Ingredients
The following ingredients have 4 Servings
- 2 cups chickpea flour
- 1/2 cup ice cold water
- 1 tablespoon olive oil
- Pinch salt
- 2 large onions (sliced)
- 4 tablespoons olive oil
- 2-4 splashes balsamic vinegar
- 2 pinches salt
- 14 ounces extra firm or firm tofu
- 1 tablespoon low sodium gluten free tamari
- 1 tablespoon white gluten free miso paste
- 2 tablespoons nutritional yeast
- Salt and pepper
Instruction
- Chickpea Flour Crust: Preheat oven to 350°.
- Mix all ingredients. It should be the consistency of play dough. Oil a 9" pan with olive oil, including the sides of the pan. Oil your hands as well.
- Spread the dough out in the pan, including the sides, pressing down to get it even. Bake at 350° for 20-25 minutes, or until the edges are starting to turn golden.

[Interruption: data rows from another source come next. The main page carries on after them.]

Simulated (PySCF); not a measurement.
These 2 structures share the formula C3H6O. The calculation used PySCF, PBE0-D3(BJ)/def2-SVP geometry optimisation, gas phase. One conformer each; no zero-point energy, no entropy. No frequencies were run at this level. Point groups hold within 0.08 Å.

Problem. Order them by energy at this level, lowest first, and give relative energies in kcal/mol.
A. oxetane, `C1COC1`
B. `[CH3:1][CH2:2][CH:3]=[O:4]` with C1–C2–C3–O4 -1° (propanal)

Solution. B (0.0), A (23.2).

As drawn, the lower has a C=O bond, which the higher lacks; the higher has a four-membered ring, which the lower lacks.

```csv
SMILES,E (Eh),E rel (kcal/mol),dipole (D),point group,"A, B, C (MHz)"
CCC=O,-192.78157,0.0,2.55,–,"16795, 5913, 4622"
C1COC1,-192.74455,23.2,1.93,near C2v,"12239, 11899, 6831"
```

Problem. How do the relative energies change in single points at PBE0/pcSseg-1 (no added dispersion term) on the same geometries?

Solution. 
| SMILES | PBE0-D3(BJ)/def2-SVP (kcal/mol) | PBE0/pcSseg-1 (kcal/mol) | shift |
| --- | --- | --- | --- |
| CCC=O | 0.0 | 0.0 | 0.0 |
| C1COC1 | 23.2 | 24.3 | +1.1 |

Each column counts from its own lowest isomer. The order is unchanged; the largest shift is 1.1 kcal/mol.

- Filling: Heat the olive oil in a pan on medium low heat. Add sliced onions. Sprinkle salt on onions.
- Stir the onions every few minutes or so. Cook about 35-40 minutes until they are well-browned. Add a small amount of water if they start to stick. Add balsamic vinegar and cook until it's evaporated.
- In a food processor, mix caramelized onions* - reserving 1/4 cup to place on top, tofu, tamari, miso paste, nutritional yeast, and salt and pepper to taste.
- Spread filling on chickpea flour crust. Sprinkle reserved onions on top. Bake at 400° for 20-25 minutes, or until browned.